# SA 4/8: Splashed, Shagged, Snapped, Shitted & Swallowed



## solatree

I got wet going out.
I forgot to take my rod holders.
A shag flew though my line and tangled itself.
The shag bit me and drew blood as I released it.
My shagged rod tip tangled around my other line.
I got a strong bite and run as I was trying to untangle my line.
My line snapped - lost good fish.
I caught a King George Whiting (KGW).
The KGW squirted shit onto my face as I removed the hook.
Biggest Port Jacko Shark grabbed my bait and swallowed my double circle hook rig.
It was bloody freezing.

One of the most frustrating .........

and satisfying sessions ! 


































Thanks to Squidley for the early company - and the on beach pics !
Drew and Ian joined me later on - and both scored big fish - Ian's was a beauty.


----------



## Barrabundy

I imagine your demeanour would be rather different had those great fish not been part of the day.


----------



## solatree

Barrabundy said:


> I imagine your demeanour would be rather different had those great fish not been part of the day.


I do recall several issuing several expletives at various stages thoughout the morning :lol: 
But it was bloody good to get that 70cm+ snap at long last. 
One of them was in admiration at Ian's fish - which he landed without net or lip grippers. It was a hand under the gills job - and the leader had frayed so much it snapped as we tried to remove the hook. Hopefully Drew has some photos to add.

Edit - and he has viewtopic.php?f=17&t=56290&p=583689#p583689


----------



## Ado

I wish I had KJW crap on my face. Very Jealous.
Nice fish too.


----------



## Squidley

Lordy that's a big Jackson, and it sounds like the cuttlefish have been giving the whiting shooting lessons! I saw the shag snag (I wonder if it's the same bird I had to rip my snapper bait away from before it grabbed it?) but not the rest of the tribulations; you really earned that PB snap! It was good to have company this morning, especially when that fog rolled in.


----------



## solatree

Squidley said:


> I saw the shag snag (I wonder if it's the same bird I had to rip my snapper bait away from before it grabbed it?)
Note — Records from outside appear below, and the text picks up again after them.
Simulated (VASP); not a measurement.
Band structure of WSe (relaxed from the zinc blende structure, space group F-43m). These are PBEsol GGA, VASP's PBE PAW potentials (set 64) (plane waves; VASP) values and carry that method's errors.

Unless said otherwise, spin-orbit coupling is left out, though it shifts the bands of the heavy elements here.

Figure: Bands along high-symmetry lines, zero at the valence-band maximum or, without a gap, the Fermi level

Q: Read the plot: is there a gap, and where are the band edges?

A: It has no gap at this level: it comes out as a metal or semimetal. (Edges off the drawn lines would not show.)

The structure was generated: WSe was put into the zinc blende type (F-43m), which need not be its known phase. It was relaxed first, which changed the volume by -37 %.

It was the same one Chris - I watched him stalking your bait and thought, poor Chris - he's going to get a shag on his line - and then it flew off ...into mine ! :lol:


----------



## Squidley

I wonder if that's something I need to have happen to up my snapper catch rate...


----------



## GlenelgKiller

Nice snaps!! Anyone keen for early tomorrow?!?


----------



## Drewboy

Andy, you dedicated trooper.... I love it... it reminds me of so many of my sessions.Except the poo in the face bit.
But what a brilliant PB 77cm Snapper.
Congratulations.
I managed to catch a squid that was sent back to get 2 good snaps ... so I think our luck had crossed paths.


----------



## Beekeeper

You certainly sucked me in, Andrew... commiserating with you until I scrolled down... then saw those lovely snapper.

Stopped feeling sorry for you right about then... however, those shags can be rather off-putting. I guess that it would have been pretty hard not to wring its neck, especially after it had bitten you!

I once had to extricate a sea-eagle from a hard-body lure complete with two sets of sharp trebles... it appeared not to be at all happy about the situation, and when it flew off without either clawing or biting chunks from me, I felt rather relieved.

I can still picture that bloody great beak and cruel claws... ugh!

You would have gotten the last laugh on the KGW when you enjoyed it for your meal!

Cheers, Jimbo


----------



## Zilch

A funny :lol: but AWESOME report 

(copy and paste) ;-) Well done Andy

Steve


----------



## BIGKEV

your poetry needs more work


----------



## ArWeTherYet

Jeeeze ya gotta be happy with that.

Nice fishies.

It looks like it must be cold down there, it gets cold up here to. Lately I've had to don a Tshirt under my fishing shirt and I tell ya my bordies dont offer much protection when a wave splashes on my lap..


----------



## aussiemaca

Great sesh,
very well written,i'm still laughing(with you).

Maca


----------



## keza

I think I preferred it before I saw your snapper.


----------



## kayakone

keza said:


> I think I preferred it before I saw your snapper.


Me too.

trev


----------



## Squidley

Finally got some pics off my camera that show how foggy it was. In this photo, I'm facing the shore:

I think Solatree was landing a snapper at this point.


----------



## solatree

Thats a great photo Chris - love it.  You should consider entering it in the photo comp 


Squidley said:


> I think Solatree was landing a snapper at this point.


Or maybe a shag ! ;-)


----------